This raises such interesting questions about augmented reality. We can never directly experience the “real.” It will always be mediated by at least our senses. We know for a fact that our brains fill in holes in our visual perception. Our brains augment what we perceive via our senses. When we perceive an Olympic event via transmission technology (like television or the Internet), are we witnessing the “real” event? Is it still “real” when technology augments some aspect of our sensory perception, like when Baxter adds microphones to allow us to hear things we wouldn’t hear even if we were attending the event? When does technological augmentation become unreality? Where do we draw the line? And most importantly, does it matter? Do we care whether we’re experiencing something “real”?



{June 11, 2012}   Interaction Design

I’m reading an interesting book by Janet Murray called Inventing the Medium: Principles of Interaction Design as a Cultural Practice. She is articulating things that I’ve thought for a long time but is also surprising me a lot, making me think about things in new ways. The book is about the digital medium and how objects that we use in this medium influence the way we think about the world. She argues that technological change is happening so quickly that our design for the medium hasn’t kept up. Designers use the conventions that work well in one environment in a different environment without really thinking about whether those conventions make sense in that second environment. As a result we get user interfaces (which is a term she doesn’t like but which I’ll use because most people interested in these things have a pretty good idea of what we mean by the term) that are far too complex and difficult to understand.
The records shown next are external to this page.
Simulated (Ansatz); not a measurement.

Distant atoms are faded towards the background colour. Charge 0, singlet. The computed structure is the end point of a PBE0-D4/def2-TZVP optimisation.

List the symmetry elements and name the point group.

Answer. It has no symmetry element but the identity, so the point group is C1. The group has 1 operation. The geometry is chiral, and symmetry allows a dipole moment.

One idea that strikes me as particularly important and useful is Murray’s argument that designers create problems when they separate “content” from the technology on which the “content” is viewed. Like McLuhan, Murray believes that “the medium is the message,”  by which she means “there is no such thing as content without form.” She goes on to explain, “When the technical layer changes, the possibilities for meaning making change as well.” In other words, if you change the device through which you deliver the content, the tools needed to help consumers understand that content should probably also change. My favorite personal example of the failure of this idea is the Kindle, Amazon‘s e-reader. I’ve owned my Kindle for about three years and I mostly love it. One thing that feels problematic to me, however, is the reporting of where you are in the book that you’re reading. Printed books are divided into chapters and pages and it is easy to see how much further the reader has to go to the end of the book. Readers trying to read the same book might have difficulty if they are using different editions because page numbers won’t match up but the divisions into chapters should still be the same. If a page of text in a physical book corresponds to a screenful of text on an e-reader, page numbers don’t really make sense in e-books, mainly because the reader can change the size of the font so that less or more text is able to be shown on the screen at a given time. This means that the Kindle doesn’t have page numbers. But readers probably want to be able to jump around e-books just as they do in physical books. And they want to know how much progress they’ve made in an e-book just as they do in a physical book. So Amazon introduced the idea of a “location” in their e-books. The problem with a “location,” however, is that I have no idea what it corresponds to in terms of the length of the book so using locations doesn’t give me a sense of where I am in the book. For that purpose, the Kindle will tell me the percentage of the book that I’ve currently read. I think the problem with these solutions is that the designers of the Kindle have pretty much used the idea of pages, changed it only slightly and unimaginatively, and it isn’t as informative in the digital medium as it is with a physical book. I don’t know what the solution is but Murray suggests that the e-reader designers should think about the difference between “content” and “information” in their design.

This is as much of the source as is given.